For the last several years, I’ve worked on an inherited microservices system. My early and continued contribution to this effort has been to champion incremental refactoring. This has led to large-scale emergent improvements to the structure of the business logic in our core service. Though it may have been at one point, I do not consider code quality to be a major item of technical debt.

It turns out that not only has the code been inherited, but also the cultural norms and thought processes. Although the original development team is no longer with the organization, we do, after all, work within the same organization that allowed this mess to be created in the first place. And that makes solving some of the items below more difficult. The biggest items of technical debt that I see are:

  1. For some of our services, we depend on another development team to update the code (at least to merge our pull requests) and to deploy the services. We live with every conceivable permutation of code ownership and service ownership. In the ideal case, we would service our entire business-domain concern using services owned by our team based on code owned by our team. Any deviation from this is a huge waste of time.
  2. Our deployment pipelines are not fully automated. In most cases, we have a CI build, but we don’t do any CD. I have created a local script for deployment, which I have personally benefited from immensely; as have several new joiners. But I have been unable to convince my management to invest more into this. My understanding is that this system is designed for longevity — and even if not, it has already been in production for years. It’s a huge waste of time not to automate deployments.
    1. Somewhere on this list belongs the notion that production deployments have a lot of non-technical “red tape” to them. We have to go through a heavy-handed “change management process” in order to deploy to production. I have to call this out as a big-ticket item of technical debt. Production deployments are not routine, and so we cannot close the feedback loop quickly on any small issues (such as improving logging). The pain of abiding by the “change management process” leads to batching production deployments. The highest deployment frequency I have seen is once a month. Everything I’ve read about high-performing teams indicates that our at-best-once-a-month-production-deployment-frequency may be our number 1 technical debt item.
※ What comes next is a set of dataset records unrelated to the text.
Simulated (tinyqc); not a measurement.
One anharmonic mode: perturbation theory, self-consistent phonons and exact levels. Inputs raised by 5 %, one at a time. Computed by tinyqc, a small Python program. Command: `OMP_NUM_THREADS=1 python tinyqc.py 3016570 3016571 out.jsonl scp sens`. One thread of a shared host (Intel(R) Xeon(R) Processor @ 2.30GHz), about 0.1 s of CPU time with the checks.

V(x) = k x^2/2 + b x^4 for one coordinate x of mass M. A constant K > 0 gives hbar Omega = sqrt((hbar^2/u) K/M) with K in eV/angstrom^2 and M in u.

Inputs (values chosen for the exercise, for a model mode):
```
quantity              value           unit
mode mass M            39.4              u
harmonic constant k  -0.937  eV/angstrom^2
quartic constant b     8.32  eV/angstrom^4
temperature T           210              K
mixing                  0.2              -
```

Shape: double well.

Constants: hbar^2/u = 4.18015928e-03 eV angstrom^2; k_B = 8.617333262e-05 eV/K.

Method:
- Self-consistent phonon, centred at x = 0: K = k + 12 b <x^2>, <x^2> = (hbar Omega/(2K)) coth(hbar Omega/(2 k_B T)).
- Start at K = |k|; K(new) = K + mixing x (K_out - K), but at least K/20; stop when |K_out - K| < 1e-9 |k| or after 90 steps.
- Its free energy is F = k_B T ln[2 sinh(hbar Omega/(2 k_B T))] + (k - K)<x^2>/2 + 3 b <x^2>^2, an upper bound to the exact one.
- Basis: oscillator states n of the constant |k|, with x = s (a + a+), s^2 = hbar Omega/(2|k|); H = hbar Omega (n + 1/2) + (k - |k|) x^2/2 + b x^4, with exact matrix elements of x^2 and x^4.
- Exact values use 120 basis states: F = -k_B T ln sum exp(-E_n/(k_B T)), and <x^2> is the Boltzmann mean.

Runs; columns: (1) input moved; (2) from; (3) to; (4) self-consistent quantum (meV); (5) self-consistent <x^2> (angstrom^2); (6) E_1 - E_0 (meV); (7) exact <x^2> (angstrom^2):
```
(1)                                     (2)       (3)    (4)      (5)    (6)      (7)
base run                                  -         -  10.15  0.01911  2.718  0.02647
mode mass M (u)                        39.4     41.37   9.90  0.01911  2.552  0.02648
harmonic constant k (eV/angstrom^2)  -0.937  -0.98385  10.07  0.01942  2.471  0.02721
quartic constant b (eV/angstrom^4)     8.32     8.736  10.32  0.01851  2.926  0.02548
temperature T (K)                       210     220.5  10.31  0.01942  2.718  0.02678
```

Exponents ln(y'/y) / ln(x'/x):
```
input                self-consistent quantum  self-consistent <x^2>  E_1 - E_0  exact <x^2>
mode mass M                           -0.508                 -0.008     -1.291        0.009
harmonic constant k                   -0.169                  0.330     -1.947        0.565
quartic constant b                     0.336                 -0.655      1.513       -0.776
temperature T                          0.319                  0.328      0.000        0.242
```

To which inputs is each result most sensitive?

  3. We do not have a comprehensive (within each service), consistently-implemented (across all services), and reliable feedback mechanism for technical exceptions (errors) in production. For any system deployed in production, we must have awareness of all of our technical exceptions. We have failed if we are only finding out about technical exceptions because users have reported a behavior failing, unbeknownst to them, downstream of a technical exception. Beyond just a waste of time, it is lunacy to build systems without this entry-level monitoring of technical exceptions in place. This is paramount in any microservices deployment.
  4. Incomplete understanding of the domain and blurry lines of responsibility/ownership. We have done a lot on this front, but the nature of the poorly-drawn lines of ownership in the inherited system make it difficult for us to fully understand the domain. The lesson here is to organize teams around clearly-defined concerns within the domain.